The tragedy is that Trotter did everything she was supposed to do. She worked hard in high school and earned several scholarships, which have now run out because she’s had to stay in school so long. Trotter also works and uses financial aid to pay for her degree. But here’s the catch: unable to get into the classes she needs to graduate, she instead attends classes she doesn’t need to just keep her financial aid.
In a separate editorial, the Sacramento Bee (rightly) called Sacramento State’s graduation rate “abysmal and unacceptable.” Sacramento State officials have responded in the past by blaming students for not being academically prepared, having to work, and enrolling in the wrong classes. They also blame the legislature for cutting funding.
Hooey. It was Sac State’s choice to admit unprepared students. In response to the down economy, institutions that depend on public subsidies need to tighten their belts—just like the taxpayers who fund those subsidies are doing.
It’s was also Sac State’s choice to continue offering degree programs they couldn’t fill but continued paying for by pulling funds from other programs (called cross-subsidization). And, it was Sac State’s choice not to cut those programs at the expense of over-enrolled programs such as Trotter’s.
According to data reported to the U.S. Department of Education, Sac State’s core revenue in 2010 exceeded $350 million: $113 from tuition and fees; $128 from state appropriations; $72 million from government grants and contracts; nearly $1 million in private gifts, grants, and contracts; almost $2 million in investment income; and another $41 million in other core revenue.
All that money works out to more than $15,000 per full-time student. If Sac State, or any other public institution for that matter, cannot fulfill their obligation to provide undergraduates with the courses they need for their degrees, then they should return funds to students and taxpayers.
It is also worth noting that if Sac State were a for profit institution, the legislature, state and U.S.education departments would be demanding investigations for such mismanagement.
To avoid such mismanagement in the future, the California legislature should enact some common-sense reforms. Put an end to lump-sum state appropriations. Instead award appropriations to students directly in the form of grants that students could take to any California postsecondary institution, public or private, of their choice—about $5,500 based on Sac State’s appropriation levels.
If institutions wanted their share of state appropriations, then they’d have to improve their graduation and management track-records to attract and keep students—along with their state appropriation funding.
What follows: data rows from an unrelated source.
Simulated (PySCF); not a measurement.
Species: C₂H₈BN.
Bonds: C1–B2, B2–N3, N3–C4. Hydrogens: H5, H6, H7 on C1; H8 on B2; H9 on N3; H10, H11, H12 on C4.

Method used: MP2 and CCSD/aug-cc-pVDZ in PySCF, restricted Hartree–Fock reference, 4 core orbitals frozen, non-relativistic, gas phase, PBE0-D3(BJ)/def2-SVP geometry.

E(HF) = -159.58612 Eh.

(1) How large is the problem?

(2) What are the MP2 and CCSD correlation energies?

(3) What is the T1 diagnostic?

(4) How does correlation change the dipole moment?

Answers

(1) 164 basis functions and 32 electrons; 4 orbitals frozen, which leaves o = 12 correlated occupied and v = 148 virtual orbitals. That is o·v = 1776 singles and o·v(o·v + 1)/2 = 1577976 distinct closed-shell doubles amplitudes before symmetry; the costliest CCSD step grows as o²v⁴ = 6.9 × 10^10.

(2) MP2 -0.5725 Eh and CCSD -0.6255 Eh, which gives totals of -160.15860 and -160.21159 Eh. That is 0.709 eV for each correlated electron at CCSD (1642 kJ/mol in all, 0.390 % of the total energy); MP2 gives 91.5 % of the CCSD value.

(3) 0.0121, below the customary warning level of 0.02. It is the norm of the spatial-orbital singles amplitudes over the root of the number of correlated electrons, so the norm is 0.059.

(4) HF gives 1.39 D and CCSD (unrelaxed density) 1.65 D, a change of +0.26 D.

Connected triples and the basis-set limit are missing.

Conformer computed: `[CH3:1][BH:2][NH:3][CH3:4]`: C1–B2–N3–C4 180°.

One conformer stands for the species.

Another related reform is instituting outcomes-based appropriations. Rather than throwing good money after bad at mismanaged institutions, which leaves less funding for well managed ones, a certain percentage of funds should be awarded based on the number of students who successfully graduate on time.
Ohio adopted an outcomes-based funding system that was enacted in 2009. Today, 5 percent of community college funding and 10 percent of four-year university funding is based on outcomes, including degree and course completion plus incentives for course completion in STEM subjects and for at-risk students.
Tennessee has been using outcomes-based funding the longest, since the 1970s. There is a 40 percent weight on Pell-eligible students (so each counts for 1.4 students) if they graduate to help promote student success without restricting access.
Louisiana and Indiana also have outcomes-based funding systems for both four- and two-year institutions.
All postsecondary institutions must fulfill their obligation to undergraduates and taxpayers to use public funds responsibly and graduate students on time. Stronger accountability from the legislature in the form of better funding incentives, and more freedom for students to take their public education dollars to institutions that will get the job done are sensible first steps.